I think this is going to end up becoming a discussion / confrontation with Gram about how I'd like things to go around here, and I think it goes WAY beyond homeschool.

The thing is, both of our "ways" are currently acceptable, but of course, I think mine is "better" and she thinks hers is.

Above and beyond our issues with homeschooling are issues of boundaries that I think I need to talk about with my husband and see if we can't try to limit her involvement in our family a bit.

I am noticing again how deeply interlaced her life is with ours and it is really getting to me...maybe with the baby coming, it's making me feel much more threatened than usual.

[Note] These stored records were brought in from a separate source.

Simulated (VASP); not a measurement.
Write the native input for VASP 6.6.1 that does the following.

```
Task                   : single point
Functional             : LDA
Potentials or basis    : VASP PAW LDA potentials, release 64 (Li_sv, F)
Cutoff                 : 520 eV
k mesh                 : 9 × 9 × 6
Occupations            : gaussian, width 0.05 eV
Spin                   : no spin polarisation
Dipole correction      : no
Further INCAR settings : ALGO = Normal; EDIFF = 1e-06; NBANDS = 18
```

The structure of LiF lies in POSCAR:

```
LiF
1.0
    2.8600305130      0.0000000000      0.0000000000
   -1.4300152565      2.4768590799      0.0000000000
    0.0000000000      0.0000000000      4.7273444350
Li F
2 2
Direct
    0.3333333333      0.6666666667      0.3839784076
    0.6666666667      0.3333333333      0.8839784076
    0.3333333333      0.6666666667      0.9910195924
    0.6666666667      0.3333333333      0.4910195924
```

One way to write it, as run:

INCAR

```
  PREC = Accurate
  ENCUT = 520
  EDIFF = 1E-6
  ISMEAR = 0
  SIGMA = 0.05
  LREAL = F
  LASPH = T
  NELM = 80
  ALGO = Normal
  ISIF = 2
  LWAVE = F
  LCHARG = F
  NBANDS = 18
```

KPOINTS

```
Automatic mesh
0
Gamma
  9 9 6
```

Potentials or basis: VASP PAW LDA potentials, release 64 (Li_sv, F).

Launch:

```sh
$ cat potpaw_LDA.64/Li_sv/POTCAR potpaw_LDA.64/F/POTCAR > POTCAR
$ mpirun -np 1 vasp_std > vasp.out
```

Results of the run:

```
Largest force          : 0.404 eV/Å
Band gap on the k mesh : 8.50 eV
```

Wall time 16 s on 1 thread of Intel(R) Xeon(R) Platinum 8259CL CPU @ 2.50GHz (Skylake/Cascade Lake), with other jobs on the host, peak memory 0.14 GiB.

When she's here (which is nearly every day through the week), she talks AT us non-stop about what we should be doing, how we should be doing things, how SHE does things, how her daughter does things with HER kids -- everything from schooling, to parenting, to food, to work, to ... everything. When she goes home -- blessed moment in my day!! -- she immediately gets on the phone and starts calling my husband or me. She likes to "remind" us about things (did we put the dates on the calendar for my step-daughter's dance competition? Did we remember to call the doctor about step-son? Have we called the kids' mother to tell her whatever?). As soon as she gets home, she gets on the Yahoo messenger and starts badgering my husband about the same things. And if we aren't immediately responsive to her, she gets paranoid and huffy. I have quit using Yahoo messenger because I was tired of her constant messaging. I often don't answer the phone when she calls; I will wait to check the message, or I will call her back when I have a better opportunity. She has a key to our house, and rarely calls before coming over. She continually makes comments about our food choices and lifestyle. I don't know what to do. And, this is a petty issue that makes me feel bad, but the truth is, she is a little hard of hearing, and it makes her talk VERY loudly in the house. I am kind of sensitive in this way; I like things to be peaceful and a little more calm. She is hustling and bustling around, yelling out whatever comes into her mind, and if she is in a different room, she does not hesitate to SCREAM at whomever she is trying to talk with (if she knows the kids are upstairs, she will just HOLLER at them). Can't stand it.

And I think my husband is so accustomed to it that, as much as it upsets him, he thinks there is no other way.

What, oh what oh what can I do?

I want her to butt out. If I had my choice, she'd live a lot farther away, and we'd be in charge of our own family -- we'd make our homeschooling decisions, along with the kids' mom, and she'd just be grandma. But that's not realistic at the moment.

On top of it, my husband has asked Gram to work for us this summer in our farm business. And I know what will end up happening -- she will be here every day (again), in our house, in our fields, constantly talking at me and telling me what to do.

Is it too much to want to be alone with my family and make our own decisions and not be judged and watched by her all the time? I think this may be my bigger issue -- homeschooling is just one part of it.

Sigh. Thanks for your advice. Sorry for the drama. Wish it was easier and wish it didn't all make me feel like a rotten, selfish person.